Like Barack Obama, Brazil's president rose to power from poverty and the political left. But during six years in office, he has ruled from the center, tapping Brazil's market strengths, earning him world respect. When the two men finally meet, it may be President Luiz Inácio Lula da Silva – or "Lula" – who teaches Mr. Obama a thing or two.
A series on Brazil running this week in The Christian Science Monitor shows this "sleeping giant" nation has become a bright-eyed go-getter, due in large part to Mr. da Silva's embrace of practical solutions that please global investors and also most Brazilians (his popularity ratings are very high).
In many areas, such as agriculture, social policy, and diplomacy, Brazil now serves as model to other countries, especially in Africa. Poor Brazilian families, for instance, are given welfare cash, but only if they keep their children in school – an innovative policy that unites politicians of the left and right.

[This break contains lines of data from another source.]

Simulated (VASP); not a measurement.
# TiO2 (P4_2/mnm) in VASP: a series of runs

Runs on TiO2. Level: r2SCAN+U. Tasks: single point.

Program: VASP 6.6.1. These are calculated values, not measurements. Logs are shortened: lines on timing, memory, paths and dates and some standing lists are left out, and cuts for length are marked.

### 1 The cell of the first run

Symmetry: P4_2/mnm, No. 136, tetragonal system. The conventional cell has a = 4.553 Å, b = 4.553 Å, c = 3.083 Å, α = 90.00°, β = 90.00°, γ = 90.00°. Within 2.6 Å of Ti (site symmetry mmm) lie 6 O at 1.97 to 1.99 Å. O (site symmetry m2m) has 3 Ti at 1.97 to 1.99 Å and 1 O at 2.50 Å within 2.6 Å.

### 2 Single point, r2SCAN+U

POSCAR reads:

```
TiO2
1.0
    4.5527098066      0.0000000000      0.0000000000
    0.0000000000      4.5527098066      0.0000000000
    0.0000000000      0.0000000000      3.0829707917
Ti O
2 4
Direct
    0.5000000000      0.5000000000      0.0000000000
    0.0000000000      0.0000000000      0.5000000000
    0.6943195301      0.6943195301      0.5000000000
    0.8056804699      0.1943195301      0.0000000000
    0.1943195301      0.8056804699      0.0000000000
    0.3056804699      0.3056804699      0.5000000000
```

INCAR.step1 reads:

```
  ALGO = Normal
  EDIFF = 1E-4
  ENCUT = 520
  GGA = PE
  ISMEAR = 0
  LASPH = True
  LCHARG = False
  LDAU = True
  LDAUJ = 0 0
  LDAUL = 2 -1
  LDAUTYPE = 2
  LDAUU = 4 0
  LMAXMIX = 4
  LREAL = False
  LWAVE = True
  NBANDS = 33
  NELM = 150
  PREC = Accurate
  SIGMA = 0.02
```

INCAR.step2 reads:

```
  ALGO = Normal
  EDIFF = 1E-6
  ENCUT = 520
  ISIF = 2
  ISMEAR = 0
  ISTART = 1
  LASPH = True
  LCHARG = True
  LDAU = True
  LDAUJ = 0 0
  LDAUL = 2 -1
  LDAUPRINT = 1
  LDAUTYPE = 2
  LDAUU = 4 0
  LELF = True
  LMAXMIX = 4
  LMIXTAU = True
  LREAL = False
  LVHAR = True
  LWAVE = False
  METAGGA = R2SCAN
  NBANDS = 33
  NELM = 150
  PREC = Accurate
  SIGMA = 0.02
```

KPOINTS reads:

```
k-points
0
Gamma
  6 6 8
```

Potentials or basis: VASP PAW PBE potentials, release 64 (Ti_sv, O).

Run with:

Just last week, in a sign of Brazil's new clout, Mr. da Silva hosted a gathering of the world's largest economies and chastised the United States for its responsibility in the global financial crisis – which is hitting Brazil, too. But more than criticize, the former union leader and founder of the Workers Party also warned countries not to resort to trade protectionism in their reaction to the slowdown. (Obama wants to rewrite NAFTA.)
More than their common background, the two men share another thing: A former Harvard professor of Obama's, Brazilian-born Roberto Mangabeira Unger, is now chief strategist for da Silva. A philosopher, he has kept in touch with Obama and could serve as a link in what could be a powerful partnership for the Western Hemisphere.
For now, Brazil is doing well as a regional leader. While da Silva still often speaks the leftist jargon of Venezuela's Hugo Chávez, his actions show a will to lead the region with market-driven solutions and to forge a geopolitics that doesn't tweak the Yankee nose.
While the country is still beset with corruption and poverty, Brazil has built a big middle class. And with newly discovered oil wealth, da Silva further gains the stature to lead Latin America. He's been able to send peacekeeping troops to Haiti, calm the threat of war between Colombia and Venezuela, and deal with a crisis in next-door Bolivia.
Most of all, after building up Brazil's economy, he now sees a role as crafter of a new world economic order. With a landmass the size of the US and nearly 200 million people, Brazil is a global leader in many industries and farm products, including biofuels. It finally deserves a world debut after decades of an uncertain future.
Brazil knows, however, that its newfound respect is on the line as it tries to get a handle on the loss of its Amazon forest, which is critical to stopping climate change. But true to Brazilian pragmatism, many forest communities are being paid to guard against deforestation.
If da Silva can keep a healthy nationalism, he'll find a partner in Obama on issues from energy to security. The former union leader and the former community organizer both know how to negotiate a deal for the sake of the common good.
Like da Silva and Obama, the US and Brazil have too much in common not to share regional and global leadership.